State Secretary Barbara Visser, of defence, couldn’t give a definitive ‘no’, though
Translated by Thomas Ansell
Flight-route ’10A’, which could see fighter jets fly just 75 metres above the ground, was officially shuttered in 2002, but not definitively taken out of use. The Dutch ministry of Defence had previously mooted the idea of re-opening the route, causing consternation across the North. As reported by the Friesch Dagblad.
Yesterday in the Dutch parliament various members lamented the possible re-opening of the route. John Kertsens (Labour) noted to Minister Visser that “the F35 has not been determined as the quietest horse in the stable.” Away from farm-analogies, Sadet Karabulut (Socialist Party) supported the point, saying that the “roaring” F-35 makes an unbearable noise, and questioned if the Minister is losing contact with her locality.
Minister Visser admitted that a Ministry of Defence note saying that the route would be re-opened was “formulated too quickly”. She said that the ministry had been busy trying to gain environmental permits for its flight routes since 2008; and that an environmental permit has not been applied for with Route 10A.

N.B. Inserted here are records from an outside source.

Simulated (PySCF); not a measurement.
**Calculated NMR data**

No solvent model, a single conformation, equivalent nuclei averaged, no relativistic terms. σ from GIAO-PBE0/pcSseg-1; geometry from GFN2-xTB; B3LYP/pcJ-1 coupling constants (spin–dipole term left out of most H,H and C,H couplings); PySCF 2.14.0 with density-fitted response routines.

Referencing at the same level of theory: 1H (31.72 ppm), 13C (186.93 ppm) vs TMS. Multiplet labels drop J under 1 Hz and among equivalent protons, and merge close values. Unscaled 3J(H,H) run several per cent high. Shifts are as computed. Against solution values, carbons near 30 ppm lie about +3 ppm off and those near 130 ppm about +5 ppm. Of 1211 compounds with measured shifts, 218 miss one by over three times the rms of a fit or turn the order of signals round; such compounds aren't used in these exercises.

Visser could not give a definitive ‘no’ to questions about the route to be re-opened. She has said that she would first like to look into whether the airforce itself needs the practice space, before proceeding. Minister Visser did say, however, that the chance of opening the route was “very small”, and would be considered only in response to the needs of the airforce. The route was initially closed in 2002 was because of noise complaints around Drachten air base. “The situation from 2002 has not been improved”, she said.
Separately, a Dutch parliament committee reported that the new F35 planes may have some technical issues. An American report has said that there are around 900 defects in the plane, with around 13 rated as ‘high risk’. In addition, the front-mounted rotating canon cannot shot accurately at this moment.